BLESS THIS MESS
Preheat the oven to 350 degrees and line two muffin tins with 24 cupcake liners.
Drain the marachino cherries and reserve the juice. Chop the cherries with a sharp knife.
In a large bowl beat the butter and sugar together until light and fluffy. Add the egg whites one at a time, beating well after each one. Add the vanilla and almond extracts and stir to combine.
In a medium bowl add the flour, baking soda, baking powder, and salt. Whisk together. In a small bowl combine the buttermilk and 2 tablespoons of the reserved maraschino cherry juice.
Add ⅓ of the flour mixture to the sugar mixture and stir to combine. Add ½ of the buttermilk mixture to the sugar mixture and stir to combine.
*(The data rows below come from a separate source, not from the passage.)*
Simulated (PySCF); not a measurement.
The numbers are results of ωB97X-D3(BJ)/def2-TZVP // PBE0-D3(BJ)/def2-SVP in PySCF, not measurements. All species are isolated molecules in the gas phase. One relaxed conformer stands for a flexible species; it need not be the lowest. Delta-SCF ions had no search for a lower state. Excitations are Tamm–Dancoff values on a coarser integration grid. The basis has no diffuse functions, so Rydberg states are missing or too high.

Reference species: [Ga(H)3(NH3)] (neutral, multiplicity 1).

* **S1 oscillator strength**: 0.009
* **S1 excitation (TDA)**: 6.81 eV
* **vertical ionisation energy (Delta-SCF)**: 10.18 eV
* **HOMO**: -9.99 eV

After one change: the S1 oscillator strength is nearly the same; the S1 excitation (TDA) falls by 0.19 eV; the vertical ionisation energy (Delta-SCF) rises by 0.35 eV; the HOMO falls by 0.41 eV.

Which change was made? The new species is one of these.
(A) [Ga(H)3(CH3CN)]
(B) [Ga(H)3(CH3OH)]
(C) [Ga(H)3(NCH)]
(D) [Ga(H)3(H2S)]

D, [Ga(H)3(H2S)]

Repeat with another ⅓ of the flour mixture, and then the rest of the buttermilk mixture, and finish with the last ⅓ of the flour misture, mixing after each addition. Stir in the chopped cherries.
Put ⅓ of a cup of the batter into the each of the prepared muffin cups. Bake for 12-15 minutes until the cake is done.
Remove from oven and let the cupcakes cool in the pan for 5 minutes and then remove them from the pan onto a wire rack and let them cool completely before frosting.